If you know the angle from North or South to the direction, use trigonometry to solve for vertical and horizontal displacement.
Use sin and cos to find the horizontal and vertical distance.
Record the distance in a table with a positive sign if N or E and a negative sign if S or W.
Add up the total displacement horizontally and the total displacement for each vector. (This is similar to collecting like terms in math.)
Once you have the total horizontal and vertical displacement you can find the length of the distance and direction.
Use Pythagoras' theorem for length and the tan function for direction and angle compared to N or S.
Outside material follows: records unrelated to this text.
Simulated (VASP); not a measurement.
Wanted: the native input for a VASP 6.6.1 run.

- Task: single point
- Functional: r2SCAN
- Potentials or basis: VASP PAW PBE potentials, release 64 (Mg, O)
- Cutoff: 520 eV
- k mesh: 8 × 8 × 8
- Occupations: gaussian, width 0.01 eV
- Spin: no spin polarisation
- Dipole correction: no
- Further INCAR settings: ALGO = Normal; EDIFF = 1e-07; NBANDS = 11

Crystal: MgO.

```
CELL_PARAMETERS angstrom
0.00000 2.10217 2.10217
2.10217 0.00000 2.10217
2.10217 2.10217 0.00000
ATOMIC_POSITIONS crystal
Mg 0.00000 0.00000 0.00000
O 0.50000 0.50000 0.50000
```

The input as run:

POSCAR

If you know the length of a bunch of vectors and directions in relevance to North and South it is possible to find the total displacement horizontally and vertically. This can be done using cosine and sine function of an angle, and the hypotenuse. When the total horizontal and vertical displacement of all the vectors are found, they need to be added up. This will give us the two legs of the triangle. Knowing the two legs' length will make it possible to fine the hypotenuse using Phythagoras' theorem. The angle of the final displacement, in relevance to North and South can be found by using the tangent function.
It is important to split up vectors in horizontal and vertical displacement when adding the total of the vectors, because that way all of the directions are the same. It is possible to add them together. Otherwise the vectors would be going in different directions, and when added up would give a not accurate result. By splitting up vectors into horizontal and vertical it is also possible to assign a positive and negative direction.

Deriving Equation Four

Equation four can be derived from the velocity time graph by deriving the first two equations and then manipulating equation 2 so that it can be substituted into equation 1. From equation 2, the V1 value is isolated.

from equation 2
a = (V2 - V1) / Δt
a . Δt = V2 - V1

plug this into equation 1
d = 1/2 (V1 + V2) Δt
d = 1/2 (V2 - a . Δt + V2)Δt
d = 1/2 (2V2 - a . Δt) . Δt
d = V2 . Δt - 1/2 . a . Δt²
This equation is only applicable in problems involving constant acceleration, because it was derived from a graph involving constant acceleration.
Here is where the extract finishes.